Utility player

Before you call to inquire: Yes, my refrigerator is running.

So is my deep-freeze and my dishwasher and the washer-and-dryer. The furnace roars. The computer fan whirs. Somewhere, a toilet is mysteriously running. That infernal fluorescent light in the kitchen is buzzing again. And I can't get any work done.

With the kids safely imprisoned in school, the home office should be quiet as a tomb. But no, the child-free home turns out to be a lively place, a regular disco full of sounds and smells and lights left on in empty rooms.

I carefully schedule my home-office time to coincide with the hours when my two sons are safely in school. I need absolute quiet when I'm working, and there's no chance of that happening if my children are anywhere within three city blocks of my desk.

In the sudden silence, background noise steps boldly to the foreground.

An example: Various heaters in our house are going around the clock, preserving that greenhouse effect that keeps my wife's plants thriving and the rest of us in "tropical wear." The constant growl of the burners becomes like static over a phone line. We talk over it. We turn up the TV a notch. Pretty soon, we don't even notice the heaters.

But when I sit at my desk and try to wrap myself in silent concentration, the heaters boom like endless thunder. I notice one is making a ticking noise, and I start to worry. I jump up and go examine the heater for any sign of flame or smoke or other malfunction. (It's a given that I know absolutely nothing about how heaters work, but I'm compelled to go check.)

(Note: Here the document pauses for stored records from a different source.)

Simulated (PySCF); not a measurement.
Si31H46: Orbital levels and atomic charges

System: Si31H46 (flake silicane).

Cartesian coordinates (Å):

This is how I spend my work-day -- playing "What's That Noise?" Jumping up and running around the house, then returning to my desk with no idea what I was doing originally.

Partly, this is because we've made so many plumbing/furnace/flood repairs to our old house over the years. I always expect the worst when the place makes an unfamiliar creak. Partly, it's because I'm so focused on the quiet, that every noise-- no matter how inobtrusive -- feels like a jolt to my brain.

We recently added to the household din by purchasing a half-size deep-freeze, mostly to store the annual harvest of roasted green chile.

(I'd love to tell you how my wife saved the delivery fee by driving the new freezer home herself -- the huge box jutting from the back seat of her top-down convertible -- but there isn't room here, and you wouldn't believe it anyway.)

The deep-freeze runs just as quiet as any other modern major appliance, which is to say just loud enough to penetrate your subconscious, even when you're at the far end of the house.

My problem: The new freezer has a nervous, high-pitched motor, which sounds like water singing in the pipes. Since it's parked near a bathroom, I trek to that end of the house, oh, 37 times a day to see if someone left the water running or if that long-balky toilet has finally run amok. What I find is the freezer, whining along, doing its job.

The freezer shares a room with the washer and dryer. Our regular refrigerator is right around the corner. When they all get going at once, it's a regular symphony of hissing water and tumbling jeans and humming compressors and the ka-chunk of the icemaker. Listen closely, and you can practically hear the electricity being sucked from the grid by those huddled appliances, a portent of whopping electric bills to come. And that, folks, is why they call it the "utility room."

The music of the appliances eventually starts sounding like the ringing of a cash register at the power company. All that money constantly flowing out of the house, so the house in turn can make enough noise to drive me crazy.

The sounds should be an impetus for me to get busy and make some new money. And I will, just as soon as I can get some quiet around here.